On Thursday, 19 May at around 10:00am, Bailey Haffner was cleaning a boat in Swan River at Matilda Bay near to the Perth Yacht Club in Western Australia.
However, a sudden bump caused him to fall off into the water.
Upon turning around, the 20-year-old diver came face-to-face with a massive bull shark.
Bailey explained how the shark had 'come up basically on top of [him]' on his 'right-hand side'.
He told told Perth Now: "It all happened in a split second and the shark has come in basically over the top of me on the right hand side. He sort of came down and had a fair bit of force in him.
"It was quite a decent thump. He pushed me off into some open space water... and all of a sudden I’ve seen this big fat head.
“At that stage [I] was in a bit of shock. As he [the shark] turned around and faced me, I saw his big nose with all the dimples on it and I saw how girthy it was and that was me out of the water and that was me done for the day."
Fortunately, Bailey was able to scare the shark away and has since shared his ingenious tactic.
He told 7News: "You wear a regulator scuba diving, so I’ve taken that out of my mouth and held it free flow because sharks hate bubbles, apparently. That must’ve worked for me.
"There wasn’t too much thinking except get out."
After fleeing the shark and getting to dry land, Bailey explained how he phoned his dad.
"I gave my dad a call and said ‘dad I’ve just been knocked around by a shark," he said.

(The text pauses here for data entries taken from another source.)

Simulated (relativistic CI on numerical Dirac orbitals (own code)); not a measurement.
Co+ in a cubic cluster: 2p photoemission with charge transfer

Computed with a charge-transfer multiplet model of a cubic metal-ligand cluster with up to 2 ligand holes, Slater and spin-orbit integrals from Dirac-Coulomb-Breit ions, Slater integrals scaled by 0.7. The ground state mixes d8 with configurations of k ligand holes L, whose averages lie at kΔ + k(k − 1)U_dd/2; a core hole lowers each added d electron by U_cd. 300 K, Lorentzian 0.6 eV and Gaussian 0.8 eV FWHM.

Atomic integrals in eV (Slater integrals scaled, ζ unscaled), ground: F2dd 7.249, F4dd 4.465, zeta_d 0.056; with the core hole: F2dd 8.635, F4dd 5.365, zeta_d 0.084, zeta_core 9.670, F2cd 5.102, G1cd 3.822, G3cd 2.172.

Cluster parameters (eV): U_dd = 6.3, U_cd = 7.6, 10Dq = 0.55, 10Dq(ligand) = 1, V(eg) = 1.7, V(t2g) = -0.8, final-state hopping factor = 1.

The 20-year-old also alerted other people on the jetty 'just to let them know in case they planned to have a quick afternoon dip in the water'.
Stuart Walton, Royal Perth Yacht Club's general manager, reflected how he hadn't seen a bull shark near the yacht club for more than two years.
Despite his close encounter, Bailey revealed his plans to go back to cleaning boats the very next day after the incident.
He said: "This time I’m going to bring along my trusty shark shield.
"I’ll probably dangle a spare one off the boat too just to settle my nerves a little."
People have since been warned to be wary of the Matilda Bay area.
The situation is being monitored by DPIRD fisheries officers.
Bailey reflected: "I’ve come out very lucky, not a single mark on me."
Walton echoed: "He is lucky because they [bull sharks] can be very aggressive."